What we are seeing on the ground right now is something different, however, because we have returned to the Labour party playbook: scrap jobs, scrap production and become reliant on higher-polluting countries for imports. That is not what I call decarbonisation, so I ask the Minister to come clean. What has gone wrong so early in this Government’s tenure? Why are she and the Secretary of State unable to fulfil their manifesto commitments? Can the Minister explain what will happen to those thousands of jobs in the steel sector across our country? We need the steel strategy now, not a promise of it for the future. Time is running out.
I thank the hon. Gentleman for his intervention and for reading out a message from somebody watching the debate. We all agree that it is time for action and that is exactly what the Government seek.
I will expand on our plans. The steel strategy will be developed and delivered in partnership with the steel sector and the trade unions, of course. It will work in lockstep with the Government’s industrial strategy. Our intention is to increase our UK capabilities, so that we can create a more vibrant, competitive steel sector. That will turn around the situation we inherited, where— I want to emphasise this—under-investment had resulted in dated infrastructure.
My hon. Friend the Member for Stockton North (Chris McDonald), who knows so much about the steel industry, made the point about the efficiency and economy of the new technologies, and why blast furnaces have struggled to make money for the businesses that own them in this country. British Steel’s blast furnaces were built in 1938 and 1954. Both the blast furnaces at Port Talbot were built in the 1950s. They have become incredibly unproductive because they have not been invested in. The new technologies are simply more productive. If we do not keep up with what the rest of the world is doing, we simply will not be able to compete in the market.
We inherited an industry on the brink. Nevertheless, within 10 weeks of coming into Government, we negotiated a better deal with Tata with better safeguards for workers and more money invested in their future. Our £2.5-billion fund for steel will ensure that we have a steel industry for the future. The Government’s ambition is to ramp up investment, strengthen our supply chains and create more well-paid jobs in the places they are needed.
We talk of primary steel. With the help of experts, we will review the viability of technologies for the production of primary steel, including direct reduced iron.
The Minister just said that she will review the options. I hope this is a binary yes/no question: is there a ministerial direction in the upcoming steel strategy to include a commitment to virgin steel production in the United Kingdom?
I think I was fairly clear. We have been in opposition. We want to produce primary steel in this country; the previous Government got us to a point where that is almost impossible without huge investment. We are supplying £2.5 billion of investment and looking, quite rightly, at the best way to spend that to create a viable steel future for this country. We are looking at direct reduced iron as part of our steel strategy, which the previous Government did not do.

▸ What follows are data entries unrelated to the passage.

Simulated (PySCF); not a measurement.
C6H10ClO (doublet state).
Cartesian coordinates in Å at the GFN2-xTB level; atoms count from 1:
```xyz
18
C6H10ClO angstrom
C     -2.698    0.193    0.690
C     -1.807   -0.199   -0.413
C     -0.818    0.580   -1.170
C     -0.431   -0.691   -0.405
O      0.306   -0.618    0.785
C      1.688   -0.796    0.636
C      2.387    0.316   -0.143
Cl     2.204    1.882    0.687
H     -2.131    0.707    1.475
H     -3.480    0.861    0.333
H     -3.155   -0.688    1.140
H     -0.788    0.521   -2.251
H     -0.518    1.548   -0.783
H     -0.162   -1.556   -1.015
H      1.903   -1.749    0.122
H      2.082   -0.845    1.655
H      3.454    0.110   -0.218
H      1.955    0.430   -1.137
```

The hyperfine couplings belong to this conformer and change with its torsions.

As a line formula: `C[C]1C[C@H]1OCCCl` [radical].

The UK’s ambition is to ramp up investment. Many hon. Members talked of the need to procure British steel in this country, and we are now in a situation where 95% of the steel procured by the UK Government for infrastructure is British, if the necessary type of steel is made in the UK. The issue is that we do not produce all the different and right types of steel, so we need to ensure that we use the Procurement Act 2023 as much as we can to drive economic growth in steel.
I disagree with the hon. Member for Boston and Skegness on whether the green agenda can drive up jobs—we think that it can. For example, the Korean company SeAH is building a factory in Teesside that will build monopiles, which are the big structures that go into the ocean and anchor wind turbines. It is currently building that structure with 30,000 tonnes of steel from British Steel. We want to get to a point where we are not only building those kinds of factories in this country but using British steel where we can to make the infrastructure.
At the moment, we do not have a factory that makes turbines on the scale that we need for floating offshore wind, but SeAH is building that factory because it has an agreement with RWE, which will be running the turbines that it builds in future. That green job development into wind and renewable energy is driving our ability to build a factory in Teesside to create hundreds of jobs to build those monopiles, and we are using British steel. That is the kind of future that we want to see through the steel strategy; we are looking at those opportunities to bring new steel companies into this country and to find ways to drive up production in this country.
I should address the issues holding us back, as they were mentioned in the debate. China and excess capacity is a huge issue that we should not underplay. China is now the biggest steel producer in the world and its unfair subsidies have led to massive steel over-production, which fuels global overcapacity and drives down prices. That is a global issue with local consequences that makes profitable steel production here in the UK much harder. That key global situation is helping to shape our future steel strategy and we will need to tackle that problem through things like the carbon border adjustment mechanism—CBAM—and ensure that we are working with a level playing field.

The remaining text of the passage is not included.